This body of work moves through paper, mixed media, fabric, and embroidery as a quiet yet powerful language—one that does not speak directly, but carries memory, inheritance, and emotional continuity. Rooted in the intimate world of jewellery, the work repositions adornment not as decoration, but as an archive of lived experience.
Jewellery, within this practice, becomes a vessel of meaning: a family archive, a dowry, a museum of intimate objects. It holds layered associations—care, protection, prayer, status, rebellion, self-preservation, and silent power—particularly within systems where value, voice, and visibility are often negotiated through what is worn, given, or kept.
The work begins with the artist’s mother, whose relationship to jewellery was not purely aesthetic, but deeply practical and emotional. For her, adornment represented foresight and care—a way of holding security in an uncertain world, and of preserving something for an unknown future.

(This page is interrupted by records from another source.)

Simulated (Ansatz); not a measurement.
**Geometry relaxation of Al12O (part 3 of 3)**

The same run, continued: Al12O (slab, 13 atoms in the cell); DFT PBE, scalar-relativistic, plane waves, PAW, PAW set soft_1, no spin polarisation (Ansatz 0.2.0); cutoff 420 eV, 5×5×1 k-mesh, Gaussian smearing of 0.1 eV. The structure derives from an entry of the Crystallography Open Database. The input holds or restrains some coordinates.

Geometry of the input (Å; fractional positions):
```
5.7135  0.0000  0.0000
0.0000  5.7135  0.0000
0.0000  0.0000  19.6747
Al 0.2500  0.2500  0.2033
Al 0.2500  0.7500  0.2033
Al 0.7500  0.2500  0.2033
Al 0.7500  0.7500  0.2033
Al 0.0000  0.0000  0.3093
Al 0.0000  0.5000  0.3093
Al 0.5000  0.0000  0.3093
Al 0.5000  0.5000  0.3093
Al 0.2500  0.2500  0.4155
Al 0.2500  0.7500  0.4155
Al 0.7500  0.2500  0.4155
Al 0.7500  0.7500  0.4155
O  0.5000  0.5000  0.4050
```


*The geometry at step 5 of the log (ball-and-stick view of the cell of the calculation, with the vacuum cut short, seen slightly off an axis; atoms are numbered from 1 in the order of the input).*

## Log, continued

Now, ten years after her passing, these inherited objects become a living archive. They hold presence not through loss alone, but through continuity. Transformed into embroidered surfaces, layered paper works, and material fragments, they shift from personal inheritance into collective reflection.
These works do not aim to monumentalise jewellery, but to slow it down—reframing it as a site where memory is carried gently, silently, and materially across generations. Through this process, adornment becomes language: not spoken, but held.